Going back a few pages, the topic was brought up about low pass filters. It's important to have a low pass filter before an A/D to avoid aliasing. Ideally it would be a very sharp drop. If you are recording at 44.1k, you would like to capture everything up to at least 20k, not have a slow decay curve between 16-20k. This presented the question, how good is the one in my R4? In my SRC software? So I did a little home experiment which almost anyone can recreate, no special equipment required.
Cut to the punchline... 95% (maybe 99%) of what we have been discussing in this thread becomes a non-issue. The LPF on my recorder is plenty steep enough, so is my SRC, and the SRC's seem to do a really great job.
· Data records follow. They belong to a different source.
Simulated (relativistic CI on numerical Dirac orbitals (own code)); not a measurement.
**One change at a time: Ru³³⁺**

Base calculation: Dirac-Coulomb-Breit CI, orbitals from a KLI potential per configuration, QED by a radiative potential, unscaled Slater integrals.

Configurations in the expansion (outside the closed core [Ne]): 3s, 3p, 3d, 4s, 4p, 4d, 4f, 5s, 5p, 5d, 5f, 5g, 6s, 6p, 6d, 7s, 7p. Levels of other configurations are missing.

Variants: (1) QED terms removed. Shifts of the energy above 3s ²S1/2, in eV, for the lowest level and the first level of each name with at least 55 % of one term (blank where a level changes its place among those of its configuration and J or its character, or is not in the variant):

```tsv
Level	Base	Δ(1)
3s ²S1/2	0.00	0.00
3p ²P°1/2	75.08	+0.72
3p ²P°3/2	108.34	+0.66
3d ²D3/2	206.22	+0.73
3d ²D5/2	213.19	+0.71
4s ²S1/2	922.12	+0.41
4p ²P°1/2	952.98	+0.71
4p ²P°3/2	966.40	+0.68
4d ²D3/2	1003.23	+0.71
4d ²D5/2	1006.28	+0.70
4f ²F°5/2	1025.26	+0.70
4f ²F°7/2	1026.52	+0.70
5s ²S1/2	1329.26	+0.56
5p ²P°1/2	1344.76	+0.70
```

Generate a "standard sweep":
In Audacity, there is a menu option "Generate -> Tone". Create a 16k sine wave, 30 seconds is fine, amplitude of 0.2. Do the same for 17k, 18k, 19k and 20k. Now you have 5 sweeps and when you mix them all together it's an amplitude of 1.0, and these discrete building blocks combined. I did this at 44k because the anything in 16k-20k can be completely represented at 44k. But just for the heck of it, I repeated at 96k, and I was able to see that there really was no difference between the generated sweeps, so I stuck with the 44k one.
Run that into your recorder
I ran TRS cables from my sound card, an M-audio Profire Lightbridge, to my Busman Tmod R4. Not the best DAC, but I figured I would try the easy one first, and if I thought it mattered I'd try other ones I have (I later decided this was good enough). Press PLAY on the computer, press RECORD on the R4. Not synchronized, but as long as you get 25 seconds out of the 30, close enough. Do runs with R4 at 44k, 48k, and 96k. I also repeated the set using SPDIF out of the sound card > SPDIF into the R4. It's common knowledge that the R4 resamples DIGI in, so a 44k digi signal can be resampled to 96k... just curious how that would compare.
Compare the recorded sweeps:
Pulling up the recordings from the R4... the first thing I noticed is that I can see a visible difference... interesting. In the picture "3wavs" 44k is at the top, 48k mid, and 96k at the bottom. Then look at the individual plots. The 44k looks very similar to the standard, and the 48k and 96k plots have high frequency resonances which aren't in the original. By definition, that's distortion, but realistically I can't hear it, so it probably doesn't matter. Then look at the 20k peaks on the plots... they are all coming up to pretty much 0 db, including the one I recorded at 44.1k, which means there is not a low pass filter reducing it at 20k. It's hard to tell for sure in the graphs, but in the next post, I have the data exported as text files. If you compare the 20k peak on the generated standard to the 20k peak on the analog recording, it's off by about 0.1db. I'm going to call that a result of analog transfer rather than a result of LPF rolloff.
Then I resampled the 96k file to 44.1k using "ssrc high precision". That's what I've been using for years, first on linux, then on windows. Luckily it's one of the shining stars in Page's comp studies. The bottom line is that the resampled one is virtually identical to the standard, and the one recorded at 44.1k. I kind of thought these SRC software options were a necessary evil, the output of which is about like adding an analog gen. I'm proven wrong. They are excellent, at least in this sample.